Wednesday, March 30, 2011

The Rules of Work Horse

Over the years, a common theme in my life is that people call me a "work horse." For some reason my mind flashes to a Clydesdale humping the farm field, dragging a heavy plow. I shake my head and return to reality now. Since I'm no fan of the idea that one must pull a heavy plow to get a lot of work done in a day, I thought I would much rather give you some tips on why it is that most people seem to associate the Clydesdale with yours truly. The real reason is that over the years I have learned some important lessons on how to get a lot done in a day. I thought you would appreciate my insight.

Organization first and routine second -- when I first got into business, I set up my paperwork and got all my primary documentation stored and on-the-ready. I have central contracts, invoices and legal documents pre-written and on stand-by for when a need rises. I recently had a very unappreciative former business associate who worked with me and asked for assistance in this area. She blithely took it for granted that handing over this kind of paperwork was a no-brainer and lacked appreciation for its original creation. A lot of work was poured into the creation of that documentation. So, don't assume it's not a big deal like this person did, because it was just given to her. Pay close attention to getting it set up and done ahead of time so you can efficiently pull out the template each time you need to use a form. Incidentally I have found that whenever you give someone something, it's rarely appreciated or valued -- taken for granted, yes.

Routine second and goals third -- set up a daily routine of activities you do in a certain order. If you follow your routine you will also stay organized. I get up every day, and after taking my kids to school, I answer morning email followed by writing this blog. I look at the blog's analytics to ensure I'm on track, and then in short order, I move onto client work. First, public relations followed by editorial work. I do not break the routine unless there is unexpected project. This routine ensures I get X amount of work finished each day.

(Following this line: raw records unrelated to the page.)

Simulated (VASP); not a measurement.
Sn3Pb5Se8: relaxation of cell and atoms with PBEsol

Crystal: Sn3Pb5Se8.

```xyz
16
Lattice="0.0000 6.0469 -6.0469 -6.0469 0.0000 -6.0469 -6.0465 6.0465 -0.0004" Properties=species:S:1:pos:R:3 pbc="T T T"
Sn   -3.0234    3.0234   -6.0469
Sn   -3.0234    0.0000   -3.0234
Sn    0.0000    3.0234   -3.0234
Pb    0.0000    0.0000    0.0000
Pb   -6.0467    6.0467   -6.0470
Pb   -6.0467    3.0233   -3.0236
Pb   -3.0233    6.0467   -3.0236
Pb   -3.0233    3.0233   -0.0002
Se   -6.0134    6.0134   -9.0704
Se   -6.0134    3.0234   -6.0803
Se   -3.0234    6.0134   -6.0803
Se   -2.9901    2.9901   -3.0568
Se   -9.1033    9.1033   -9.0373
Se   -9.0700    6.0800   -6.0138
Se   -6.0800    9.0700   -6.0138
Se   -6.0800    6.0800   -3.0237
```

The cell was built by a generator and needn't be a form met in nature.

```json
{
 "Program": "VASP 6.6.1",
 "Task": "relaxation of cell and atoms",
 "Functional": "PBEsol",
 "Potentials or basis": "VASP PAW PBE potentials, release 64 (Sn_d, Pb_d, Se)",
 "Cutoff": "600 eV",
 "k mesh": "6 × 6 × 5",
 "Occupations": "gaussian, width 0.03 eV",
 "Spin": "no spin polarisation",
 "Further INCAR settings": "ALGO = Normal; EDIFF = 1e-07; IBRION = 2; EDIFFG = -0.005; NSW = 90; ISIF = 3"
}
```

Goals always -- within that routine, I set up goals. I will do X number of pitches to the media. I will complete X number of pages edited. I actually edit per chapter. So, I would edit until I finished an entire chapter, which means authors see between 4-5 new chapters each week, which looks very productive. The same goes for the PR pitches to the media. The clients see X number of pitches transparently landing in their email boxes to show them who we reached out to.

Those key tips are what make my work so effective, keep work moving forward, and keep clients blessedly contented. And that my Friend-Os is the super secret sauce to my success.